Protocol

NVMe-oF Discovery Service

The NVMe-oF Discovery Service is a protocol mechanism that allows initiator hosts to automatically find and enumerate available NVMe-oF targets and subsystems on the network. Initiators query a Discovery Controller to retrieve a log of all subsystems they are authorized to connect to, eliminating the need for manual target configuration.

How NVMe-oF Discovery Works

When an initiator host boots, it connects to a well-known discovery address (port 8009 for centralized discovery, or a configured IP). It sends a Get Log Page command to the Discovery Controller, which responds with a Discovery Log Page — a list of NVMe-oF targets including their transport type, address, port, and NQN (subsystem identifier).
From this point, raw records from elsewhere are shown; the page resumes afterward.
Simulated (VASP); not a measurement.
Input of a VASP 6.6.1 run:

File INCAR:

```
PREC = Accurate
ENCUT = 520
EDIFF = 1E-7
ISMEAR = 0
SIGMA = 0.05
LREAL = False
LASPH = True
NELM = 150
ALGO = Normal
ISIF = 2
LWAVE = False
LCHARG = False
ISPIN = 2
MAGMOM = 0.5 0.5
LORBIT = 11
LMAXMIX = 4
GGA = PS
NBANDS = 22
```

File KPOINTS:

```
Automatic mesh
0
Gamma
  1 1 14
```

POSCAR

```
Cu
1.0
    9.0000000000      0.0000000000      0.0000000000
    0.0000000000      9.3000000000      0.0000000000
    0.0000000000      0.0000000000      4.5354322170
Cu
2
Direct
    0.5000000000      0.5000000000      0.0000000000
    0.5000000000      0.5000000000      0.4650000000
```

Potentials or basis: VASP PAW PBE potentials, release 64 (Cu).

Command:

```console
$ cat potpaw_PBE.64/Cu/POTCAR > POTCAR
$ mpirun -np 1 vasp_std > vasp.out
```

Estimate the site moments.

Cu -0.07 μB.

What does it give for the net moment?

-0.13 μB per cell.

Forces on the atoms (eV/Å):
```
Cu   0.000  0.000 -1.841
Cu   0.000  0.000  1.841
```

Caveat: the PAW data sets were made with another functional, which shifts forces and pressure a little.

Discovery in Practice (nvme-cli)

# Discover all NVMe-oF targets at a given address
nvme discover -t tcp -a 192.168.1.10 -s 8009
# Connect to a discovered subsystem by NQN
nvme connect -t tcp -a 192.168.1.10 -s 4420 \
-n nqn.2024-01.com.example:storage-node-1
# Connect to all discovered subsystems at once
nvme connect-all -t tcp -a 192.168.1.10

Centralized vs Distributed Discovery

  • Centralized — A single Discovery Controller maintains the full target list. Simple to manage; a single point of failure unless replicated.
  • Distributed (TP8013) — Each NVMe-oF target runs its own Discovery Controller. Initiators are directed between them. More resilient but more complex.

NVMe Discovery and Kubernetes

Storage systems like simplyblock automate discovery — when a Kubernetes node joins the cluster, the CSI node plugin runs NVMe discovery and nvme connect automatically, making storage volumes available to pods without manual administrator intervention.